Portland's Inclusionary Zoning Effect Measured, Criticized

It's been over four years since the city of Portland implemented an inclusionary zoning policy that required all new apartment developments to set aside a portion of units for low- and moderate-income housing.

2 minute read

March 11, 2021, 12:00 PM PST

By James Brasuell @CasualBrasuell


Joe Cortright is a long-time critic of inclusionary policies like the one adopted by the city of Portland, Oregon in December 2016 and implemented in February 2017. Now, four years after Portland adopted its "strong" inclusionary zoning requirement, Cortright is bringing receipts and claiming that inclusionary zoning has drastically slowed apartment construction in the expensive city.

According to Cortright, Portland's inclusionary zoning policy is an outlier compared to other cities in the United States: "Unlike other cities that either made compliance voluntary, or largely (or entirely) offset the cost of the added units with density bonuses or subsidies (or other quid pro quo), the Portland ordinance applied to nearly all apartment buildings larger than 20 units."

Cortright reported in 2019 that the new policy resulted in a flood of apartment buildings that was more like a "Wile E. Coyote moment," when the infamous cartoon character goes charging off a cliff before realizing there's no ground beneath him. "The open question right now is whether the City of Portland’s housing market is in its Wylie Coyote phase. To hear the City of Portland housing bureau tell the story, everything is fine:  Housing permit activity is chugging along at relatively high levels," wrote Cortright at the time.

Now, Wile E. Coyote is falling, says Cortright.

Data compiled by local economic consulting firm ECONorthwest tracks the number of apartment permits issued in Portland over the past 15 years.  It shows the surge in new apartments in 2017 largely holding up in 2018 and 2019, but then plummeting by roughly two-thirds in 2020, from an average of 4,500 new apartments per year to fewer than 1,500.

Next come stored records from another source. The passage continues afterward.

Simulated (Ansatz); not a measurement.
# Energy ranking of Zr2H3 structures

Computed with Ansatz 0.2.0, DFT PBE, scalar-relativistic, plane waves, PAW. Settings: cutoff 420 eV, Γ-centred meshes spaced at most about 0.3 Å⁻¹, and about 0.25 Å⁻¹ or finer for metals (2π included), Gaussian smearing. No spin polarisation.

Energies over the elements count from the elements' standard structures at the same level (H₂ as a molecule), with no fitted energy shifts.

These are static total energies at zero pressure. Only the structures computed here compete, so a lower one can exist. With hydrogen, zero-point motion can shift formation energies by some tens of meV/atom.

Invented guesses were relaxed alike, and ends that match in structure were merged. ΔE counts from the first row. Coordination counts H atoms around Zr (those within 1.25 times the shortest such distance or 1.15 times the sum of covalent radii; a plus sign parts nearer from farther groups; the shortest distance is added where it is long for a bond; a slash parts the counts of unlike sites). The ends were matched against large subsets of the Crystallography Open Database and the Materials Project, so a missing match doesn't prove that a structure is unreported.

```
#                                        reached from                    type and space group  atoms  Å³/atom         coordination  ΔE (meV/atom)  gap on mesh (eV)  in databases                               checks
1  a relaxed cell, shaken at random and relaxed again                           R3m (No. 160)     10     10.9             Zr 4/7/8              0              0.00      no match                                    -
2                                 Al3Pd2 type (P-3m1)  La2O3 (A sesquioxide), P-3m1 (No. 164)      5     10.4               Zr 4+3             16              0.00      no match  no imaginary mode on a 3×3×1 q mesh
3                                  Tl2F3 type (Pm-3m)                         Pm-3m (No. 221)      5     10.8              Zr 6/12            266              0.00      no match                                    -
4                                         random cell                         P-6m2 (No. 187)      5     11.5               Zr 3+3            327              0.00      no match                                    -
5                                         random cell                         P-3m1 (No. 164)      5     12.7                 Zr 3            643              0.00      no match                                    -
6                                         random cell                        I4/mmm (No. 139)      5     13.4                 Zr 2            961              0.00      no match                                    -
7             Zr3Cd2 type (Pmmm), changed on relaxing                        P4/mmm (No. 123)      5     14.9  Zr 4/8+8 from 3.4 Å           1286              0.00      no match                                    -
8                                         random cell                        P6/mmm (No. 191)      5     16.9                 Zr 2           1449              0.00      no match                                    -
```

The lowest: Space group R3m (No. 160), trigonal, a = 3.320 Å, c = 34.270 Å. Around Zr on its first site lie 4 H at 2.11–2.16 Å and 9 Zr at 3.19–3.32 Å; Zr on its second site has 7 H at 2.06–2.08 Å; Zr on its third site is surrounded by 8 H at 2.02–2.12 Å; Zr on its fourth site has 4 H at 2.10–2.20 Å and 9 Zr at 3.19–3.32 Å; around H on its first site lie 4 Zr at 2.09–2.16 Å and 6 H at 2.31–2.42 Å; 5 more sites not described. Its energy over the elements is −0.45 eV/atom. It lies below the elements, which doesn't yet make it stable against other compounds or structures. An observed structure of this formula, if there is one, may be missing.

Other analysis agree that apartment development permits are plummeting, according to the article. And there's more data that suggests the trend is only beginning. Again citing ECONW data, Cortright writes: "The number of set ups for apartment units peaked in 2016 and 2017 at slightly more than 6,000 new units per year.  Since then, new setups have declined by a third in 2018 and 2019 to about 4,000 per year.  In 2020, new setups were about 2,600, less than half their 2017 level."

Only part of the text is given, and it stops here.